A related issue is the distribution of benefits and costs among producers
of different commodities. In some cases the different commodities may
be covered by a single check-off program (as in the California Tree Fruit
Agreement, covering peaches, plums, and nectarines) and in some other
cases by competing programs (as in the beef and pork industries); and
in other cases again, some commodities may be covered while others are
not (e.g., comparing poultry versus red meat). In any of these instances,
cross-commodity impacts imply divergences between the incidence of costs
of a check-off and the benefits from research or promotion, and incentives
of managers of check-off funds will diverge from the interests of the
broader society. In previous work we suggested that beggar-thy-neighbor
elements could lead to excessive investments in generic commodity promotion.

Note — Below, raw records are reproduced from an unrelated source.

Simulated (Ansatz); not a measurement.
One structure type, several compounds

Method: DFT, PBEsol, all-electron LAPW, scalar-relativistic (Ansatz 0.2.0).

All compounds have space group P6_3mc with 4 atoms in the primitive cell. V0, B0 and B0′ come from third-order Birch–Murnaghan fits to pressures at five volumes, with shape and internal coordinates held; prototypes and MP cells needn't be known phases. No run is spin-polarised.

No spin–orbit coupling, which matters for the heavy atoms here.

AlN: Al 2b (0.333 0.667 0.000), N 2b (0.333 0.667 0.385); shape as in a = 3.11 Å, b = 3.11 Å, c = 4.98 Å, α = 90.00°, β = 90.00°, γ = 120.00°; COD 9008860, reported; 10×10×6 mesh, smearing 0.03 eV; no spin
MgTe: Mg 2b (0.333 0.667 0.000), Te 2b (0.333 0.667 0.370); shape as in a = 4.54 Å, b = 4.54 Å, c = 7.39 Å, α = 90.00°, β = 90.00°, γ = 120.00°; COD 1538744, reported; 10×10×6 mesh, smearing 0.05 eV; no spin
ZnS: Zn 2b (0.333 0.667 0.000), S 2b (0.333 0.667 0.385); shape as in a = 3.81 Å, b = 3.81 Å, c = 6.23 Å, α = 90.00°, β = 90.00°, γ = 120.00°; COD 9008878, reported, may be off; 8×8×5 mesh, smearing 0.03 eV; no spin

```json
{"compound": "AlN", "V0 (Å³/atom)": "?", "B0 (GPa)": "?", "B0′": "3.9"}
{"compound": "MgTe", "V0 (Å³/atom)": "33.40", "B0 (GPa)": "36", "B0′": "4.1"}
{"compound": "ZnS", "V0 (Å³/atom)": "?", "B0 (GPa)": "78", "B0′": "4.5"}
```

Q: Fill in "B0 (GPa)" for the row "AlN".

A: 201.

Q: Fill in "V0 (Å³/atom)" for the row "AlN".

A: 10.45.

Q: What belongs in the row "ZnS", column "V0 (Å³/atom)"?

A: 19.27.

Similar results might be expected when R&D has a beggar-thy-neighbor
element, whilst the converse will be found in the case of positive technology
spillovers from one commodity group to others.
3. Conclusion
Commodity check-off programs have implications for the welfare of consumers,
producers, and taxpayers in addition to their effects on those producers
who are allowed to vote on the programs. The distributional outcomes have
implications for both fairness and efficiency. If the producer group that
comprises the constituency of the check-off program bears a larger (smaller)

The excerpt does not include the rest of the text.